He's currently lying down in the conservatory. He always liked that spot. I kinda hope he just stops breathing there, it would be a nice way to go.
crystalcazzie: (DW River hair)
Wow. Turns out that election wasn't nearly as close as everyone thought it was going to be. I'm so disappointed.

And not only did my constituency stay Conservative, which wasn't a surprise, but Jeremy Hunt won with a majority of 50%. He got more votes than every other candidate put together. That's depressing.

:(

Nov. 13th, 2012 10:38 pm
crystalcazzie: (Default)
I feel thoroughly miserable. Normally I'd just stay off LJ and hide away, but nablopomo means I have to post something.

Something.
crystalcazzie: (DW BAMF Rory)
Farnham Rugby Club has fireworks every year. Farnham Rugby Club used to be a couple of minutes walk away. Earlier this year Farnham Rugby Club moved to the other side of Farnham, three and a half miles away. Mean Farnham Rugby Club.

So no fireworks for me today. Unless some other people nearby decide to have them and I catch glimpses of theirs.

I do have some gluhwein mix and plan on mulling some wine with it soon. I was thinking about taking it out on the patio and seeing what I could see, but I'm not sure any more. It's lovely and warm inside my house and I know this is not the case outside. Is it worth freezing myself for brief flashes that will probably be mostly hidden behind trees anyway?
crystalcazzie: (Pearlswine croc work)
What the fuck?

My computer just Blue Screen of Death'd me and restarted itself before I could even read what it said.

I don't like this. *hugs laptop protectively*

Idiot

Jan. 5th, 2012 07:04 pm
crystalcazzie: (Default)
Sometimes I think I should take more chances, step out of my nice and safe little rut and take opportunities that I would have otherwise turned down. Even if it's just a little thing like going to another store for a few days to help out with something there.

So I say I will. And then I realise what a fucking stupid decision that was. Note to self: Your nice and safe little rut is nice and safe. Stepping out of it just leads to anxiety, stress and misery. Don't do it.

In brighter news, I was glancing through my junk mail folder to make sure nothing important got caught there before I emptied it and I saw an email with the subject "You will be Killed in December 21, 2012 ( End Of The World )" Nice and direct there. I appreciate that. I'm a bit confused by the fact that the email itself then went on to say we need to be prepared and have disaster survival kits. I'm not sure how much that will help at the end of the world, but whatever. I'm sure the spammers know best.

3/5

Dec. 21st, 2011 07:45 pm
crystalcazzie: (Snowman and Santa)
Day 3 done. Over halfway through the week. Today wasn't great and I'm feeling rather down now, but I'm trying not to let it get to me. I should focus on good things. Like the fact that I carried 41.2kg of weights in one go. I think that's a personal best for me so far. And a complete mockery of all those health and safety videos and demonstrations they made us watch and do.

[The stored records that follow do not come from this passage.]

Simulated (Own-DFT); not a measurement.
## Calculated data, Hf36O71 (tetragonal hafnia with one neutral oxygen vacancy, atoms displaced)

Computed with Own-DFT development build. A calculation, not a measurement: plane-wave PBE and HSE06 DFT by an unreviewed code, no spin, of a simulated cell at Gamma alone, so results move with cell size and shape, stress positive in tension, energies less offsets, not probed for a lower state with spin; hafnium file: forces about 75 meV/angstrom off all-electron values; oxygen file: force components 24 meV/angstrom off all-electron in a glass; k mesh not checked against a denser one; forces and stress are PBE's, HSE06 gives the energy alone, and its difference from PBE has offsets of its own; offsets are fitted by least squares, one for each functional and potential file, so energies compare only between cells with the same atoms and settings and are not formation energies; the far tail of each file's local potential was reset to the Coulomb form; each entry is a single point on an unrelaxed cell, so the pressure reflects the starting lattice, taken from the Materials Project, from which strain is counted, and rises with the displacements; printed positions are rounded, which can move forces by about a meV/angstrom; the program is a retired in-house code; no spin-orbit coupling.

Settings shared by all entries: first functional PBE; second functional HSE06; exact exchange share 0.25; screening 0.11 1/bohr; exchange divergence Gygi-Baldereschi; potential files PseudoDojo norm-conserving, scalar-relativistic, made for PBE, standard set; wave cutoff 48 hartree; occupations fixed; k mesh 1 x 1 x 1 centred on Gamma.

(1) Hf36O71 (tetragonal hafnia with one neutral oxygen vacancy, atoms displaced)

The Christmassy feeling hasn't really hit me yet. I haven't watched nearly as many things as I wanted to by this point, mainly because of how tired I am. Maybe I'll feel more festive when I wrap the presents. Which I can't do yet cos the wrapping paper I ordered hasn't arrived. It's cutting it quite close now. I may have to give in and buy more in town.

Day 27

Nov. 27th, 2011 06:20 pm
crystalcazzie: (Merlin - Ruling Pendragons)
I've finally caught up with the latest episodes of Merlin and now I has a sad.

They better fix this. *shakes fist*

Day 26

Nov. 26th, 2011 08:29 pm
crystalcazzie: (Emo Darcy)
It's so nice when dark moods sneak up on you with no warning and suddenly you feel like curling in a ball and crying uncontrollably because everything feels so completely hopeless and miserable. I do so love it when that happens.

:(

Sep. 24th, 2011 12:12 pm
crystalcazzie: (Ravenclaw Quill)
In this entry I'm going to be getting upset about Pottermore. I'm putting it behind a cut because I'm embarrassed to be making a fuss about a silly online game that doesn't really matter, but I still want to say it.

Guess What I Am? )
crystalcazzie: (L&C Crazy Lex)
I've been feeling rather down for the past week so I've been watching a lot of Lois and Clark: The New Adventures of Superman to feel better and, oh my god, I'd forgotten just how much I love this series. It's amazing! I've also dived straight back into fanfiction for it, which is like meeting up with an old friend.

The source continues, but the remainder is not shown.